I came across a class instance function that needed to temporarily change a class instance variable, and then restore it when the function completed. The function had return statements all over the place, and before each return there was a restoring statement. That seemed messy to me, not to mention scary when a exception is thrown.

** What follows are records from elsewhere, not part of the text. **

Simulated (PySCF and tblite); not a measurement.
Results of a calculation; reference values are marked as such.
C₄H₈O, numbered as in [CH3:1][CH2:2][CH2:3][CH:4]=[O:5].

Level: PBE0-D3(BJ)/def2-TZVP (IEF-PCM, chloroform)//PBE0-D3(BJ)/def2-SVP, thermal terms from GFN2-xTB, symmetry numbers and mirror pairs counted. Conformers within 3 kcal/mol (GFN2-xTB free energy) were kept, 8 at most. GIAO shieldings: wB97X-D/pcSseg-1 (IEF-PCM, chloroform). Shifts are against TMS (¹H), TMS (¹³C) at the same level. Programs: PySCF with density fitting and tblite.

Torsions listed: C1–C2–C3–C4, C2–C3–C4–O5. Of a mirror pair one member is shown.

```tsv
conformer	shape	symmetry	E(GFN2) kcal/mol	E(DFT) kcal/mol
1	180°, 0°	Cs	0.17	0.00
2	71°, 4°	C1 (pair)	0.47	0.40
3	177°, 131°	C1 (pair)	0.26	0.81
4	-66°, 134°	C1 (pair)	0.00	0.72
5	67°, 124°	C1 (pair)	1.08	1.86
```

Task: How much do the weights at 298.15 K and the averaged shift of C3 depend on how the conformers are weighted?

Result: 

As an improvement I came up with this generalization using a inner class definition. Here is a sample driver program (class restorer).
class Unwind {
private:
bool b_active_; ///< the thing I want to be restored
template<typename T>
class restorer {
T* ref_;
T save_;
public:
restorer(T* perm) : ref_(perm), save_(*ref_) {};
~restorer() { *ref_ = save_; }
};
public:
Unwind() : b_active_(false) {};
void a() { out("a in"); b(); out("a end"); }
void b() {
out("b in");
{
restorer<bool> trust_in_the_stack(&b_active_); // "restorer" created on the stack
b_active_ = true; // change b_active_ only while "within" b()
c();
out("b inner end");
}
out("b end");
}
void c() { out("c in"); d(); out("c end"); }
void d() { out("d in"); cout << "deepest" << endl; out("d end"); }
void out(const std::string& msg) {
std::cout << msg << ": " << b_active_ << std::endl;
}
};
int main() { Unwind u; u.a(); return 0; }
The output using g++ 4.2.3 (-Wall) was:
a in: 0 b in: 0 c in: 1 d in: 1 deepest d end: 1 c end: 1 b inner end: 1 b end: 0 a end: 0
Which is what I expect at "b end".
I felt that defining the class restorer inside the class Unwind helps to discourage misuse.
My question is, is there a general and safer way to do this? I am worried about lifetime issues.
Edit: Please assume that there are no threads, but "downstream" methods on the stack that change behavior based on this b_active_ flag.